Customers & Research

My ideal customer can't afford my product. Did I define them wrong?

A starting point

Not necessarily, but you've hit the most useful signal in ICP work: pain without budget is not a market. Either you defined the pain right but the wrong buyer (find who in that world does have budget: an employer, a platform, a larger player up the chain), or you're solving a real problem for people who will never pay, in which case the model, not the ICP, needs rethinking (ads, freemium, a paying third party). Don't lower your price to chase them into unprofitability. Treat affordability as part of the ICP definition itself, and re-anchor on who genuinely has money for this.

Go deeper

Hand-picked from around the web, each with a note on why it earns your time.

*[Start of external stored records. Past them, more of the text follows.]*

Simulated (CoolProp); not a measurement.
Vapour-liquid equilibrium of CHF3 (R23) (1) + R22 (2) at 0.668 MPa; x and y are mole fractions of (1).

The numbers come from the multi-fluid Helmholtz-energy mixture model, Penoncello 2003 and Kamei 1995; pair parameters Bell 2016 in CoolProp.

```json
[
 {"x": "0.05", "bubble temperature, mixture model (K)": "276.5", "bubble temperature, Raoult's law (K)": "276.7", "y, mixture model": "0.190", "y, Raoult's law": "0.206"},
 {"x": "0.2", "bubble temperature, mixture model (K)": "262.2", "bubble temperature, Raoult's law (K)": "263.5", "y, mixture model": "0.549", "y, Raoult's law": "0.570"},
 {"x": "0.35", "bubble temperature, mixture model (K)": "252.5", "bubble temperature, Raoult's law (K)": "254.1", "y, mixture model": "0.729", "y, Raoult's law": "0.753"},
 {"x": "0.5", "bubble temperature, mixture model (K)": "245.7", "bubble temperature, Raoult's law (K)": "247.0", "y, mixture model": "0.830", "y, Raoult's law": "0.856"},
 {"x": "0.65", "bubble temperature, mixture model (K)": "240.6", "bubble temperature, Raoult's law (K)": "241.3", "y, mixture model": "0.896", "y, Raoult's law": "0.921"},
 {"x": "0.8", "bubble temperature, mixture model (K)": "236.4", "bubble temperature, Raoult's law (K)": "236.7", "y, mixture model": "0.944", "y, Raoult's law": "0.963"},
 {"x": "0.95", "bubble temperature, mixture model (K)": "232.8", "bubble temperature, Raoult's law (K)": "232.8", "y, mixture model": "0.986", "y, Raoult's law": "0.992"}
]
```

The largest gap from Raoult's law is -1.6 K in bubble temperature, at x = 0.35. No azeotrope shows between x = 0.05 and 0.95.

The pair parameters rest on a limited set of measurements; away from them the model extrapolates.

3 resources 3 link-checked

Read

📖 Book
✓ Link checked Paid Beginner

Why we picked it The single best thing ever written on customer conversations. It teaches you to ask about the customer's life and past behaviour, not your idea, so you can't be lied to. If a founder reads one thing before talking to a single customer, it's this.

The Mom Test

From momtestbook.com by Rob Fitzpatrick ~130 pages

  • Talk about their life, not your idea.
  • Ask about specifics in the past, not opinions about the future.
  • 'That's so cool, I'd totally buy it' is a compliment, not data, dig for commitment and evidence.
Open momtestbook.com
✍️ Essay
✓ Link checked Free Beginner

Why we picked it Torres lays out a clean ladder for testing willingness to pay without waiting to finish the product: ask about past spending, then run a demand test with a real pricing page, then actually ask for the money via pre-orders or a concierge sale. It is practical and honest about why hypothetical 'would you pay?' questions give you data you cannot trust. Useful whether you are in Bengaluru or building outside the big startup hubs, since none of it needs a finished product.

Ask Teresa: How Can You Test a Customer's Willingness to Pay?

From Product Talk by Teresa Torres ~10 min read

  • Start from behaviour: what people already subscribe to or pay for beats any answer to a hypothetical price question.
  • A mock pricing page plus a waitlist or checkout click is a cheap demand test you can run before you build.
  • The strongest test is simply asking people to buy now (pre-order, Kickstarter, or a hand-run concierge sale) and seeing who pulls out a card.
Open producttalk.org
✍️ Essay
✓ Link checked Free Beginner

Why we picked it When people happily use your product for free, the fix is often to stop assuming the user and the payer are the same person. This essay cleanly separates three roles: the customer who decides and pays, the end user who experiences it, and the beneficiary whose life improves, and shows with school and university examples how those roles split apart. It is a starting point for asking who in your setup actually has budget and reason to pay, which may not be the delighted free user.

Customers, End Users and Beneficiaries

From Isaac Jeffries by Isaac Jeffries ~7 min read

  • The payer, the user, and the beneficiary can be three different people, and businesses survive by serving the one who actually holds the purchase decision.
  • If your enthusiastic users won't pay, look for a distinct customer (a parent, an employer, a platform) who benefits enough to fund the value they get for free.
  • Design your offer around the real customer's problem, since chasing beneficiaries emotionally without a paying customer is how models run out of money.